5. Scenario: Since 2003, the U.S. Bureau of Labor Statistics has been conducting the biennial American Time Use Survey. Census workers use telephone interviews and a complex sampling design to measure the amount of time people devote to various ordinary activities. We have some of the survey data in the data table called TimeUse. Our data table contains observations from more than 43,191 different respondents in 2003, 2007, and 2017. For these questions, use the Data Filter to select and include just the 2017 responses.
a. Create a crosstabulation of employment status by sex, and report on what you find.
b. Create a crosstabulation of full versus part-time employment status by gender, and report on what you find.
c. Compare the distribution of time spent sleeping across the employment categories. Report on what you find.
d. Now change the data filter to include all rows. Compare the distribution of time spent on personal email in 2003, 2007, and 2017. Comment on your findings.
6. Scenario: The data table Sleeping Animals contains information about the sizes, life spans, and sleeping habits of various mammal species. The last few columns are ordinal variables classifying the animals according to their comparative risks of being victimized by predators and the degree to which they sleep in the open rather than in enclosed spaces.
a. Create a crosstabulation of predation index by exposure index, and report on what you find.
b. Compare the distribution of hours of sleep across values of the danger index. Report on what you find.
c. Create a scatterplot of total sleep time and life span for these animals. What does the graph tell you?
d. Compute the correlation between total sleep time and life span for these animals. What does the correlation tell you?

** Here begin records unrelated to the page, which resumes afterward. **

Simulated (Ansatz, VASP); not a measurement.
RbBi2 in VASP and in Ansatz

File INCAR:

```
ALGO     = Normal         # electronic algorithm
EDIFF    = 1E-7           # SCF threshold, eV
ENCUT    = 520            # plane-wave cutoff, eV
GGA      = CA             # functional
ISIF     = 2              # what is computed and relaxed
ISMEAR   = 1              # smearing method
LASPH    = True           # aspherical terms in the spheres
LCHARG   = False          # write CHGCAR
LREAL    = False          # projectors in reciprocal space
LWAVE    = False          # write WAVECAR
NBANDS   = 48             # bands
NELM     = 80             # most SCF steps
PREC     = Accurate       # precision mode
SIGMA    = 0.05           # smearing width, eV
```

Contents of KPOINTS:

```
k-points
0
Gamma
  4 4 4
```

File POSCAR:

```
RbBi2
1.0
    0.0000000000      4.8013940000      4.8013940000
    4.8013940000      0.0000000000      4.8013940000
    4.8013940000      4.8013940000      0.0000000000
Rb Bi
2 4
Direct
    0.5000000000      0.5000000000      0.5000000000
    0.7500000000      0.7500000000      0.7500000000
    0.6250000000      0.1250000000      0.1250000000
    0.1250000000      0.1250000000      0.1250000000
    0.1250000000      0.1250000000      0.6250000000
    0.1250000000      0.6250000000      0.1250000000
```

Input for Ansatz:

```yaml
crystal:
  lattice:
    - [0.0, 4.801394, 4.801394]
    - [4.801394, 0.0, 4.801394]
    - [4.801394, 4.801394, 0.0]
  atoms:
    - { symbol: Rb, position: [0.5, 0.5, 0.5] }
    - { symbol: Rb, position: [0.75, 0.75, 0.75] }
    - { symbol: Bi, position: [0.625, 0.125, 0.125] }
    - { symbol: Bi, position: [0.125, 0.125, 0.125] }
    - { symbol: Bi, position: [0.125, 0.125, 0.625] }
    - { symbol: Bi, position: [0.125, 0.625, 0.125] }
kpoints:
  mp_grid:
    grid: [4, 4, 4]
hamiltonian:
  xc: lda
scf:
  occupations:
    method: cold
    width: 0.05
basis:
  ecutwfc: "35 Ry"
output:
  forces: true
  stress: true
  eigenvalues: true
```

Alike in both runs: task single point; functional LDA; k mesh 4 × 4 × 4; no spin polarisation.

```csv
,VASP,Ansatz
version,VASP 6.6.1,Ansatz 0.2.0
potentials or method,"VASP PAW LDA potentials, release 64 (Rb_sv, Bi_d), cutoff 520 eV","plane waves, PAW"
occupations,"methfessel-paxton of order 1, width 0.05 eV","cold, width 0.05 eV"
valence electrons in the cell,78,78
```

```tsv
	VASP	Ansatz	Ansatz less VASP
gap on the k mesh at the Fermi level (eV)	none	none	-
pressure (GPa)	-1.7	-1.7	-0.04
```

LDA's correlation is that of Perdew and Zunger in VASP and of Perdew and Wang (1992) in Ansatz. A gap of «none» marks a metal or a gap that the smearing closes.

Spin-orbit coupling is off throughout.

7. Scenario: Let’s return to the data table FAA Bird Strikes CA. The FAA includes categorical variables pertaining to the number of birds struck, the size of the birds struck, and the general weather conditions.
a. Create a crosstabulation of number of birds struck versus sky conditions (Sky), and report on what you find.
b. Create a crosstabulation of number of birds struck versus the precipitation conditions (Precip), and report on what you find.
c. Investigate the relationship between the number of birds struck and the speed of the aircraft.